Ms Coffey, a police officer employed by Wiltshire Constabulary suffered from hearing loss and tinnitus.  On paper this meant she did not meet the standard required to join the force, but the Constabulary arranged for a practical functionality test which she passed and she subsequently successfully undertook front line duty.  Two years later when she applied to transfer to Norfolk Constabulary she disclosed the hearing problem and the report on the functionality test.  Despite Norfolk Constabulary being told her hearing was not deteriorating and that it could be assumed she would pass a further practical test, her application to transfer was refused.  One reason for the refusal was that Ms Coffey may need to be put on restricted duties at a later date if the condition deteriorated. 

Both the employment tribunal and the EAT upheld her claim for discrimination based on Norfolk Constabulary's perception of her condition.  The Court of Appeal agreed, dismissing the appeal by the Norfolk Constabulary.   

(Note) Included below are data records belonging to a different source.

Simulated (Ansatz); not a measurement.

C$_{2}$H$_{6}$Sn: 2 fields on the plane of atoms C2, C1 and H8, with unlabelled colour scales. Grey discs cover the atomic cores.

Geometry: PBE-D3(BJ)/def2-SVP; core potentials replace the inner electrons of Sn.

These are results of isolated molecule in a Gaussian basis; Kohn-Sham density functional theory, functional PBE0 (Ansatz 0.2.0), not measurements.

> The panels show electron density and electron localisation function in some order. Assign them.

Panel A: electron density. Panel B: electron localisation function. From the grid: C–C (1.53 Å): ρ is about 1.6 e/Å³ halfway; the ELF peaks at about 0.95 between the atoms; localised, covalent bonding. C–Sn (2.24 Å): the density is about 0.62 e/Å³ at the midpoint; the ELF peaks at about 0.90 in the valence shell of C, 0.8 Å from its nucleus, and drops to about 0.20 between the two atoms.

In a claim for perceived disability discrimination the putative discriminator (the constabulary) must believe that all elements in the statutory definition of disability are present.  That does not depend on the constabulary having knowledge of disability law, rather it depends on whether Miss Coffey was perceived by the constabulary to have an impairment with the features set out in the legislation - i.e. an impairment  that has a substantial and long term adverse effect on the claimant's ability to carry out normal day to day activities.   As their concern was about her ability to carry out frontline policing, it therefore needed to be established whether or not the activities involved in frontline policing were "normal day to day activities".   

Before the court the constabulary argued that the activities of a frontline police officer were not "normal".  However, there had been no evidence before the employment tribunal that front-line officers need to have particularly acute hearing and the court concluded that the activities involved in the role were normal day to day activities for the purpose of the Equality Act 2010.  What is more, the belief that Miss Coffey's hearing loss would render her unable to perform the duties of a frontline officer in the future was a perception that it would have a substantial adverse impact on her ability to carry out normal day to day activities.  

The court then had to consider whether refusing someone employment because of a perception of a risk of future inability to work fell within the terms of the Equality Act.  The employment tribunal had found that it did because the constabulary in effect believed Miss Coffey was suffering from a progressive condition.  Under the Equality Act a progressive condition is to be treated as having an immediate substantial adverse impact on the ability to carry out day to day activities even if that is not yet the case at the date discrimination takes place.  The court were satisfied that the Act covered the circumstances of this case.   

This case is a significant but not surprising precedent for claims of perceived direct disability discrimination.  It is worth contrasting this with perceived disability in the context of a reasonable adjustments claim.  In Copal Castings Ltd v Hinton UKEAT/0903/04/TM both Mr Hinton and his employer believed him to suffer from Type 1 diabetes.  It was accepted that this was a disability.  He requested adjustments to his working hours, which were refused and he subsequently resigned.  By the time of the tribunal hearing it became apparent that he, in fact, suffered from Type 2 diabetes which can be managed by diet and is not a disability.  Despite that the tribunal found there had been a failure to make reasonable adjustments.  On appeal the company argued that the case should be judged on its true facts and not the perception of the parties at the time.  The EAT held the DDA (which was the relevant legislation at the time) only applied to "a person who has a disability" and not to someone who believed he had a disability.  Accordingly, the appeal was upheld on that point.  However, employers should be aware that, in all other forms of discrimination protection, liability will arise on the basis of perception alone.